Group of Young Business Employees
Business People Reading a Book

They are the forerunners of the technology age, and it comes as no surprise that they readily accept it into their work, using the technology to their advantage to multi task and find ways to get a job done by non-traditional means. As a result, Gen Yers may come off as lazy to employers, when in reality it is perhaps a lack of understanding from management. It’s about working smarter, not harder for this generation.

Finally, making statements about an entire generation is not only unfair, but can also lead to problems for corporations who actually believe in them. Generation Y is the fastest growing force in the labor market today, expected to increase in size by 2-3 millions workers for the coming years. For that reason, it is easier to gradually accept the changes that Generation Y brings to the workforce, rather than to resist their influence.

As a proud member of Gen Y, I acknowledge that some of this manifesto may seem Gen Y biased, and after all, every generation, including you dear reader, will approach their opinion through the cultural “lens” of their particular generation. In my case, it is impossible for me to feel unsympathetic towards my contemporaries (though trust me, I am also thoroughly aware of many of our faults). At my current job, I have learned over time to bridge the gap of cultural differences with my older colleagues and they have worked equally hard to understand and appreciate me (another awesome side effect of working for a company whose business is understanding diversity and cultural competency). If all companies could approach generational differences in this manner, with open knowledge, communication and respect, the Gen Y “epidemic” would not be so threatening. Instead, companies could more forward with excitement at the immense opportunity for growth that is the result of embracing and learning from our unique generation.

One of the main underlying questions is: Can Generation Y really be faulted for the way they have become? It seems that they are just adapting to the rapid change of the work culture in the US that was started long before they even entered the labor market. For example, Gen Yers have a reputation of being disloyal employees. It isn’t so much that they are disloyal, but actually very aware of the fact that their own well being comes before their company’s. If they are not being adequately compensated for their efforts, then finding someone else who can appreciate their individual talents will be their next step. It’s true that the mindset of previous generations to slog it out for many years to earn your way to the top is not the main concern for Gen Yers. However, given the fact that company layoffs are a regularity in today’s work environment even without the added hassle of the current economic climate, a young Gen Y employee will be more apt to look out for their own interests. Low job security and the demand for Gen Y employees to replace the soon-to-be retiring baby-boomer generation, make Gen Ys feel comfortable keeping their options open and taking their time to find a company that appreciates them. Respecting and honoring the individual talents that a Gen Y brings to a company will garner the highest praise from this generation that idolizes brands, and the companies that can show a more personal, down-to-earth touch are the ones who will capitalize on this unique generation of workers.

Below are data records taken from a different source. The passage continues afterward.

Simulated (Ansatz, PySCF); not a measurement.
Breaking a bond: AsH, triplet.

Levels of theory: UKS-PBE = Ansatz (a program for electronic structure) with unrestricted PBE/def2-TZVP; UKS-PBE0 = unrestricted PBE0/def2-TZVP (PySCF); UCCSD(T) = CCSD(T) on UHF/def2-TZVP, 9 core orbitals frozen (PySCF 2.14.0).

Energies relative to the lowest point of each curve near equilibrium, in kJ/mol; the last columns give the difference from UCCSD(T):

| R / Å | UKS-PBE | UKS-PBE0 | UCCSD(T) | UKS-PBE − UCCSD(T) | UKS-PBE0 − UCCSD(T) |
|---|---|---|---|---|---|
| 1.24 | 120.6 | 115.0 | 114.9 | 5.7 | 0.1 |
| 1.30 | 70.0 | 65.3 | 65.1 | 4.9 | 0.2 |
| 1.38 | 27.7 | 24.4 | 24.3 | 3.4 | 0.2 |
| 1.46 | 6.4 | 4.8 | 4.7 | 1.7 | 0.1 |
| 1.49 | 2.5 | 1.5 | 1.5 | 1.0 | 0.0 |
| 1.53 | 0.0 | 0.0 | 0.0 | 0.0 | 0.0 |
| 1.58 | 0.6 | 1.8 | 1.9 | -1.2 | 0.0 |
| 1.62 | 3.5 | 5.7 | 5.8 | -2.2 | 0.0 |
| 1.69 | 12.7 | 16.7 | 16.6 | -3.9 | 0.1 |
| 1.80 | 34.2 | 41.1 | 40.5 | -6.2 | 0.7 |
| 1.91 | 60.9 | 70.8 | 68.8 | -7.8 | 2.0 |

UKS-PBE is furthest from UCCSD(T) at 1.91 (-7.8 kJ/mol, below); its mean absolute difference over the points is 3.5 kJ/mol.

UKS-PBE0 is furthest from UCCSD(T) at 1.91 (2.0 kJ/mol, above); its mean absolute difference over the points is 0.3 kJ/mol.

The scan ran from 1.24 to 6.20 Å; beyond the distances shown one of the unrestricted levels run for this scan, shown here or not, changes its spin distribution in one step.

Men Shaking Hands Outside of Building

Managing Gen Y / Millennials

Dispelling the Myths and Misconceptions of Gen Y Workers:
Thoughts from a Gen Y / Millennial Perspective

Generation Y has been labeled as whiny, slackers or just plain lazy, but the truth is Gen Yers are fierce competitors. Compared to past generations, the competition to get into college has become significantly more difficult. Three quarters of colleges have noted an increase in applications (and rejections) with the highest number of high schools graduates recorded in American history looking for admittance. Preparing for college since they were tweens in middle school, these students started an unbelievable workload and took on many extra-curricular activities in order to be accepted to even a run-of-the-mill state school to attain a bachelor’s degree (and many times a master’s degree) while being acutely aware that the debt burden may or may not be worth it in the end. They have fought fiercely for scarce low paying entry level jobs and un-paid internships that have decreasingly lead to full time employment. However, these downsides have not stopped them from remaining highly idealistic and ambitious, traits which stem from the support and coddling of their baby-boomer parents. Employers may find it challenging to keep up with the varied interests and goals of a Gen Y employee as they refuse to take ‘no’ for an answer. With a lot of effort and focus, a Gen Yer has been raised to believe they can do anything. Why would an employer not want someone who has already proven they can accomplish a great deal and can go the lengths to accomplish a task? A company should really take advantage of this quality and help Gen Y to achieve these goals by fulfilling their needs. They will go farther, faster than they have done so in the past.

Men Shaking Hands

It is not to go unsaid that all of these unknowns and the staunch competition in the workplace leads many Gen Yers to seek appraisal on a frequent basis; a stereotype they are frequently labeled by. The fact is that they’ve grown up in an education system that constantly tests them on their knowledge levels and gives them the known benefit of where they stand. Why wait until the problem slowly simmers until it boils over at a yearly review when it can be address on a more frequent, informal basis? Sweeping issues under the rug isn’t an option anymore when managing Gen Y. They need to be addressed constantly, and in the end, both employer and employee can benefit from more open discussions and feedback.

Today, money may not be the main motivator for Gen Y in a career; rather, flexibility is key. Growing up as the first generation with a high rate of single parents or both parents working to attain the ‘American Dream,’ Gen Yers are ever more aware that there is more to life than just working. Traditional 9-5 roles are being thrown to the wayside as we speak in favor of flexible work schedules because the separation between life and work has worn thin. The traditional view of putting in hard time at a desk in the office just isn’t viable. However, we can all benefit from a more flexible schedule, which allows the growing pains in life to become more manageable. Gen Yers are just the ones pushing the envelope for the change that everyone has wanted for a long time now.